1. Failure to Make the Agreed Monthly Payment to the Creditors

During a public examination of the bankrupt's files, the Court may order the bankrupt to make a monthly payment to his/her creditors.[1]  It is of paramount importance for the bankrupt to adhere to the order to make such monthly payments.

Courts have viewed the making of such payment as a sign of good conduct, for example in the case of Ng Kok Wah v Umw Industries (1985) Sdn. Bhd. [1995] 2 CLJ 284, the Court held that the bankrupt has “redeemed himself by obtaining employment and making payment of RM50 per mensem.” Courts have considered the making of such payment in deciding whether a bankrupt should be discharged.[2] 

2. Failure to Render to the Director General of Insolvency an Account of all Moneys and Property Every 6 months

Under Section 38(1)(b) of the Insolvency Act 1967, a bankrupt must, once in every six months, render to the DGI an account of all moneys and property which have come to his or her hands for his or her own use during the preceding six months. 

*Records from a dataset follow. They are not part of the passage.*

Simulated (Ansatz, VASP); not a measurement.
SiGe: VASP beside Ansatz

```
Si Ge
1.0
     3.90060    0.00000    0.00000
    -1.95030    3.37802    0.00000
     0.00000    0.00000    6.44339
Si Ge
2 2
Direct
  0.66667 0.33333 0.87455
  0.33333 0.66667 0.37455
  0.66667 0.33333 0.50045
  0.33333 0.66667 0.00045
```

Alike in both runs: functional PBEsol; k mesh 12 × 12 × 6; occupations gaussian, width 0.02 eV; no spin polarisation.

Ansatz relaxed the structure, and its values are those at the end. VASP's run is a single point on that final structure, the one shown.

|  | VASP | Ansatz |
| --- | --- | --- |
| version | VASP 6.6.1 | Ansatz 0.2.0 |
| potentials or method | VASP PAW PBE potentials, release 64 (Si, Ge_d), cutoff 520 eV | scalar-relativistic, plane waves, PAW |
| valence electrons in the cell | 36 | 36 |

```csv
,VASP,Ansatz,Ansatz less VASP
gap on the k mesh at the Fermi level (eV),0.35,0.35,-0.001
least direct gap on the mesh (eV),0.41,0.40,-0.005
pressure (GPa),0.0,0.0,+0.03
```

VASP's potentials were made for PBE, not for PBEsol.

If a bankrupt fails to do so, he or she shall be deemed guilty of a contempt of court, and shall be punished accordingly on the application of the Director General of Insolvency under Section 38(2) of the Insolvency Act 1967. Should a bankrupt be found guilty of the above offence, the Courts will refuse his or her discharge unless a dividend of not less than 50% has been paid to the creditors.[3] 

In a nutshell, it is highly advisable for bankrupts to make monthly payments to their creditors in accordance to the Court orders and to provide the DGI an account of all monies and properties as aforementioned to avoid potential hurdles to their discharge from bankruptcy.

 

[1] Section 17 of the Insolvency Act 1967; Ng Kok Wah v Umw Industries (1985) Sdn. Bhd. [1995] 2 CLJ 284.

[2] Re Joshua Tan Pin Pin; Ex P William Jacks & Co (M) Sdn Bhd [2007] 3 CLJ 153; Re Siow Ah Moi; Ex P United Orient Leasing Company Bhd [2007] 8 CLJ 104; Ng Kok Wah v Umw Industries (1985) Sdn. Bhd. [1995] 2 CLJ 284.

[3] Section 33(4) of the Insolvency Act 1967.